Fire Burn and Cauldron Bubble

Tis the night — the night
Of the grave’s delight,
And the warlocks are at their play;
Ye think that without
The wild winds shout,
But no, it is they — it is they.

~Arthur Cleveland Coxe

Is it really Halloween without a few puns? Although my wicked witch senses were slightly satisfied after dressing my cat as a Jedi – in an attempt to boost my holiday spirit I had to CREEP it real and remind everyone that these painfully corny jokes exist:

  • Which ghost is the best dancer?

The Boogie Man

  • Why do ghosts like to ride in elevators?

It raises their spirits

  • Why are vampires so easy to fool?

They’re suckers!

  • What treat do eye doctors give out on halloween?

Candy corneas

  • What do you get when you sit on a pumpkin?

Squash

  • What do you call a ghost with a broken leg?

A hoblin’ goblin!

  • What’s the problem with twin witches?

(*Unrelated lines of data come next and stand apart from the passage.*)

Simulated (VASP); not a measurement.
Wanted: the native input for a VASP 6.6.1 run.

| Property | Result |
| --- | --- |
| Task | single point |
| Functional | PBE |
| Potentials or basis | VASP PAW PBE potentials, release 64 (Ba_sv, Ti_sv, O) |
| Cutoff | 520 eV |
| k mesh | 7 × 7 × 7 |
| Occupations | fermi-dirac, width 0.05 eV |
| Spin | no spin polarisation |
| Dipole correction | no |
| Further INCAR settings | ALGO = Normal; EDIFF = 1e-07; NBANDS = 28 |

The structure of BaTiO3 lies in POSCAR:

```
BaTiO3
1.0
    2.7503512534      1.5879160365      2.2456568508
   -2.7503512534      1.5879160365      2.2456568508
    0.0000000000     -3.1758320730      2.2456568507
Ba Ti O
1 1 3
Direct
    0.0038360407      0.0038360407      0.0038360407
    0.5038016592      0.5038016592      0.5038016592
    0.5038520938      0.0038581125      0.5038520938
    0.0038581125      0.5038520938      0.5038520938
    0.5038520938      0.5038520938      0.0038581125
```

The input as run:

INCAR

You never know witch is which

  • What does a skeleton order at a restaurant?

Spare ribs

  • What do you call a haunted chicken?

Poultry-geist!!

  • What’s it like to be kissed by a vampire?

It’s a pain in the neck

  • Why do mummies have so much trouble keeping friends?

They’re too wrapped up in themselves

  • Why did the ghost go into the bar?

For the Boos!

  • Do zombies eat popcorn with their fingers?

No, they eat the fingers separately

And last, but not least, my personal favorite:

  • Two monsters went to a Halloween party. Suddenly one said to the other, “A lady just rolled her eyes at me. What should I do?”

“Be a gentleman and roll them back to her.”